O, Mr Softee! We live 50 feet from an excellent old-school Brooklyn ice cream shop, but there’s still something about those trucks that makes a kid’s pulse surge.
I remember the horrible twist of emotions when I heard that tinny “Pop Goes the Weasel,” echoing down the alley when I was a kid. The endlessly-looping jangle of music made us all drooling Pavlov dogs, begging change as we hopped up and down in every kitchen and yard within earshot. I knew the chances of extorting ice cream money from my mom were slim, but the reward if I succeeded: Twist cones, sprinkles, flag-striped popsicles shaped like rockets, horribly synthetic, crunchy, layered ice cream bars whose higher price made sly promises of greater pleasure….

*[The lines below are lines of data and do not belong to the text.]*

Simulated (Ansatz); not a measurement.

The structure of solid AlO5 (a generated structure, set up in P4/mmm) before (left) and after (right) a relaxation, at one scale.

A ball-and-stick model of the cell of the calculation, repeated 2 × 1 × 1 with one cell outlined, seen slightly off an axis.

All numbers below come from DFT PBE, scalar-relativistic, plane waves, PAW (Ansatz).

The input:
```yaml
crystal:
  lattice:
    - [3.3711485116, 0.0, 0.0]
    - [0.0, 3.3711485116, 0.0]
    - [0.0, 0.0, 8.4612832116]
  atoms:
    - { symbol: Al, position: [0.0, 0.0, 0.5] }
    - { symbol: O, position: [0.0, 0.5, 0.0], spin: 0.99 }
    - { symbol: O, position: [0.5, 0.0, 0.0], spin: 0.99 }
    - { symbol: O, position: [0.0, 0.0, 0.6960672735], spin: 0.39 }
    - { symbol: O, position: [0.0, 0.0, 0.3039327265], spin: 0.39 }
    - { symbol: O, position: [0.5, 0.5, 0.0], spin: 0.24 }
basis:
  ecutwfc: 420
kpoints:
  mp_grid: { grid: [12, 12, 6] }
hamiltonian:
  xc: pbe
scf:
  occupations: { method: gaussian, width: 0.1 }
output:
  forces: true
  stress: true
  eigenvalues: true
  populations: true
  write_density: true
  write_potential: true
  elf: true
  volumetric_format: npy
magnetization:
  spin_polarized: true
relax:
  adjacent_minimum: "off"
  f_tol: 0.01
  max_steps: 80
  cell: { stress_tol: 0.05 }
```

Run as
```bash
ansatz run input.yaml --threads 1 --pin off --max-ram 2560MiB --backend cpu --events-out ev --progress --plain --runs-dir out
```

I usually give the kid the cash and let him scamper to the truck, maybe more proof of the decline in parenting and the rise of entitlement. Nah, it doesn’t need to be taken so seriously. It’s just ice cream and it makes him happy.
Yesterday his mom picked him up from school and they both walked in with chocolate mustaches. Despite the frigid January weather, they’d indulged. The corner shop is closed, the trucks are nowhere to be found, so I guess they dipped into the freezer at the bodega. It made me think, though. Where do the trucks go in the winter? Do they burrow into their garages like frogs in the frozen mud, cocooned in a second skin of dried soft serve? Do they migrate to the Sun Belt in convoys, following the geese and the retirees?
Uh oh! That was unexpected. To clarify, Ben throws signs like a sort of Jay-Z-meets-ASL-translator-meets-Freemason-secret-handshake and says “Mr YO gurt, like YO YO YO, get it?”